Implied volatility varies with the change in the supply-demand equilibrium, which is why it measures the supply and demand for a particular option rather than the volatility of the underlying asset. For instance, if a stock is expected to increase in price, then the demand for calls will exceed the demand for puts, so the calls will have a higher implied volatility, even though both the calls and the puts are based on the same underlying asset. Likewise, puts on indexes, such as the S&P 500, may have a higher implied volatility, since there is a greater demand by fund managers who wish to protect their position in the underlying stocks. At the same time, the same fund managers may sell calls on the indexes to finance the purchase of puts on the same index; this spread is called a collar. This lowers the implied volatility on the calls while increasing the implied volatility for the puts.

Because implied volatility measures the instantaneous demand-supply equilibrium, it can indicate that an option is either over- or under-priced relative to the other factors that determine the option premium, but only if implied volatility is not higher because of major news or because of an impending event, such as FDA approval for a drug or the results of an important court case. Likewise, implied volatility may be low because the option is unlikely to go into the money by expiration. If implied volatility is high because of an impending event, then it will decline after the event, since the uncertainty of the event is removed; this rapid deflation of implied volatility is sometimes called a **volatility crush**.
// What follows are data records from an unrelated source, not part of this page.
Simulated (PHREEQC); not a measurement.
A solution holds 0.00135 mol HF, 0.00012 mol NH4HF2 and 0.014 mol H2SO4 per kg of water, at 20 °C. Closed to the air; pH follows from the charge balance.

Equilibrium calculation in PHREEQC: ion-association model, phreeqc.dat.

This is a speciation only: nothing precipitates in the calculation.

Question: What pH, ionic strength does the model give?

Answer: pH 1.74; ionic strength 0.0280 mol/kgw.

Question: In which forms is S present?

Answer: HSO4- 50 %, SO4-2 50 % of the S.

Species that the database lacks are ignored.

However, implied volatility that is merely due to the normal statistical fluctuation of supply and demand for a particular option may be used to increase profits or decrease losses, especially for an option spread. If an option has high implied volatility, then it may contract later on, reducing the time value of the option premium in relation to the other price determinants; likewise, low implied volatility may have resulted from a temporary decline in demand or a temporary increase in supply that may revert to the average later. So high implied volatility tends to decline, while low implied volatility tends to increase over the option lifetime. Thus, implied volatility may be an important consideration when setting up option spreads, where maximum profits and losses are determined by how much was paid for long options and how much was received for short options. When selecting long options for a spread, some consideration should be given to selecting strike prices with lower implied volatilities, while strike prices for short options should have higher implied volatilities. This lowers the debit when paying for long spreads while increasing the credit received for selling short spreads.

Although the implied volatility varies widely among different assets, including different stocks, different indexes, different futures contracts, and so on, an index will be less volatile than its underlying individual assets, since an index measures the price changes of all the individual index components, where assets with greater volatility will be offset by assets with lower volatility.

Implied volatility, like volatility, is calculated as an **annual standard deviation**, expressed as a percentage, that can be used to compare implied volatility of different options that are not only based on the same asset, but also on different assets, including stocks, indexes, or futures. Moreover, the other factors of the option-pricing model, such as interest and dividends, are also usually expressed as an annual percentage. Most trading platforms calculate the implied volatility for the different options.

The **standard deviation** is a statistical measure of the variability — and, therefore, of volatility — of an underlying asset and can be useful in predicting the probability that the asset will be within a particular price range. In a **normal distribution**, which characterizes the price variation of most assets, 68.3% of price changes of the underlying asset over a 1-year period will be within 1 standard deviation of the mean, 95.4% will be within 2 standard deviations, and 99.7% will be within 3 standard deviations. Volatility determines how wide the standard deviation is. If there is little variability, then the normal distribution will be much narrower, whereas for a highly variable asset, the normal distribution would be much flatter, where 1 standard deviation would encompass a wider variability in pricing over a unit of time. So if a stock has a mean price of $100, and has a volatility percentage of 15%, then during the course of the year, the price of the stock will stay within ±$15 for 68.3% of the time.

## Vega and Other Measures of Volatility

Vega measures a change in the theoretical option price caused by a 1-point change in implied volatility. For instance, an option with a vega of .01 will increase by $10 per contract (which consists of 100 shares) for each point increase in volatility and will lose $10 per contract for each 1% decline in volatility. For the short position, vega would have the exact opposite effect, where a 1-point increase in volatility would decrease the value of the short option by $10.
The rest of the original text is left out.